In 1906, Upton Sinclair’s novel The Jungle sparked public revulsion toward the meat packing industry and lard in general. At about the same time, Procter & Gamble recognized that electric lights were hurting their candle business.
One of its chemists hydrogenated the cottonseed oil that was used to make the candles. The resulting fat resembled lard in both appearance and texture.
Procter & Gamble’s advertising department went to work, taking advantage of the revulsion that Sinclair’s novel had sparked.
Before the rise of the meat-packing industry (and railroads to distribute its products widely), people bought lard from local butchers. Farmers raised hogs with a high fat content because lard made them more money than lean pork.

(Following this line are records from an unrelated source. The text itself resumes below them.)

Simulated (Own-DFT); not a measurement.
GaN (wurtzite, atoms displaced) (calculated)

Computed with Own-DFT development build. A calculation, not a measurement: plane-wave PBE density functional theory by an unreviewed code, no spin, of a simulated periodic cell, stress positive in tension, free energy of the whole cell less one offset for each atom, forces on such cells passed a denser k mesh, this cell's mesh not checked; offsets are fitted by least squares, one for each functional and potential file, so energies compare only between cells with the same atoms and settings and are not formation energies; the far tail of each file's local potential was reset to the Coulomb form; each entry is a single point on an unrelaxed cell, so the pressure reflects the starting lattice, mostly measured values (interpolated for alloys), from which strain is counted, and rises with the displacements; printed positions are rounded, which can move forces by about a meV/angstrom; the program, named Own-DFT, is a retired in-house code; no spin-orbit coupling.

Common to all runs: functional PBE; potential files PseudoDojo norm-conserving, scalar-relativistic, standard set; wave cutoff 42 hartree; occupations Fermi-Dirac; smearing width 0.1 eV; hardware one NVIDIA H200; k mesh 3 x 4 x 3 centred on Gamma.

There were three different grades of pork fat: leaf lard, which was an excellent shortening; fatback, which has too high a water content to be suitable for baking; and caul fat, softer still, more highly flavored, and used mostly for pâtés and larding lean cuts of meat.
(“Shortening,” by the way, is a fat added to pastry dough to keep the keep the strands of gluten from becoming too long. It results in a soft, crumbly dough.)
By the 1850s it became impossible to make enough lard by traditional methods, so manufacturers began to take shortcuts. They began to market an inferior lard with heavily processed cottonseed oil.
At first, companies added harder fats like beef tallow, but by the 1870s, cottonseed oil became abundant and cheap. It was red in color and smelled bad, but chemists developed processes for refining, bleaching, and deodorizing it.
The public would have rebelled if they had known that manufacturers were adding cheap vegetable oil to their lard. So manufacturers never let on. (That was long before federal labeling requirements.) They even marketed their adulterated product as “refined lard” to make seem like an advancement in quality.
By hydrogenating cotton seed oil, the Procter & Gamble chemist had made the first trans fat. It would take the better part of a century before other scientists discovered its unhealthy qualities.
Unlike the meat packing companies, Procter & Gamble made no attempt to hide the cottonseed oil in its new product. The very name Crisco is short for CRYStalised Cottonseed Oil.
In view of what Sinclair revealed about the meat packing industry and lard, the company had no trouble marketing Crisco as an inexpensive, wholesome substitute.
Procter & Gamble’s advertising campaign included the distribution of free cookbooks and the message that Crisco was healthier and safer than lard. Lard gradually became associated with rural people—both in their resistance to change and their poverty.
Margarine, another widespread transfat, didn’t have it so easy. French Emperor Napoleon III offered a prize for the creation of an edible synthetic fat. A rising standard of living and growing interest in personal hygiene increased the demand for soap. Meanwhile industry needed more and more lubricants. No one knew about petroleum yet. Western Europe suffered from a general shortage of fats and oils, and specifically a shortage of butter.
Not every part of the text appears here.